Chad Johnson moved to Murfreesboro, Arkansas from Iowa in February. Unlike most visitors to Crater of Diamonds State Park who are tourist, Chad has been trying to support himself based on the diamonds he finds at the park. He has found about 80 diamonds thus far but Monday’s discovery of a 4.38-carat tea-colored diamond was his biggest find.
As is common practice at Crater of Diamonds, visitors sift through dirt to separate out the collectable gemstones and minerals, always with the hope of finding a big diamond. Chad had put his sifting equipment in a locker when he finished digging Saturday but discovered the cube-shaped diamond stuck in his sifter when he started his dig on Monday.

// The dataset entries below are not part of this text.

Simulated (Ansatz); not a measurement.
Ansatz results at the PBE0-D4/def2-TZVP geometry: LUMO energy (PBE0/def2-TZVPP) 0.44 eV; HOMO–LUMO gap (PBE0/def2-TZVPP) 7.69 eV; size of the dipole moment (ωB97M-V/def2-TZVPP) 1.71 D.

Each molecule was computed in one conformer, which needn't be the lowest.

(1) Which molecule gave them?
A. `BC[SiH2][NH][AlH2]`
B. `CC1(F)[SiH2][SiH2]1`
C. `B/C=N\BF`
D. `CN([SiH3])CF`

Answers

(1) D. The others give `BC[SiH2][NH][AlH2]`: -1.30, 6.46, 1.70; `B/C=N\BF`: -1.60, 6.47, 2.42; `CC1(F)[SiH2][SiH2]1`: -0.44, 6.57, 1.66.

While diamonds are mined every day in countries around the world, Crater of Diamonds State Park as the only location open to the public. Since 1972, visitors have been able to keep the gems they discover in the park. The park officials make every effort to help the visitors by plowing up fields to expose fresh soil but it still takes a hard work, patience and considerable luck to find diamonds, especially as big as the 4.38-carat.
Some visitors go days and even weeks at Crater of Diamonds State Park and never find a diamond but Eric Blake, of Appleton, Wisconsin, found two this week. On Monday, Eric discovered a 1.49-carat and Tuesday he 3.92-carat white diamond. His fiancée, Susan, also found 1.47-carat this week so it has been a productive time for diamond seekers.
Like many of the visitors at this unique Arkansas state park, Eric returns several times a year to try his luck sorting through the dirt in search of diamonds and other gemstones. He was carrying a bucket of mud on his way to a washbasin when he set the bucket down to switch hands and spied the 3.92-carat diamond. While most diamonds at the park are found by washing the dirt away from the rocks and stones in a washbasin, many of the larger stones have been discovered while simply walking along the paths.
The Crater of Diamonds State Park gets is name from the 83-acre funnel-shaped crater that was formed by an explosion of volcanic gases. Much of the material from the explosion fell back in the crater where years of erosion have increased the concentration of heavy minerals, including diamonds, in the crater area. Today, most of the diamonds at the Crater of Diamonds State Park are found loose in the soil as they are released from the surrounding rocks from by weather and erosion.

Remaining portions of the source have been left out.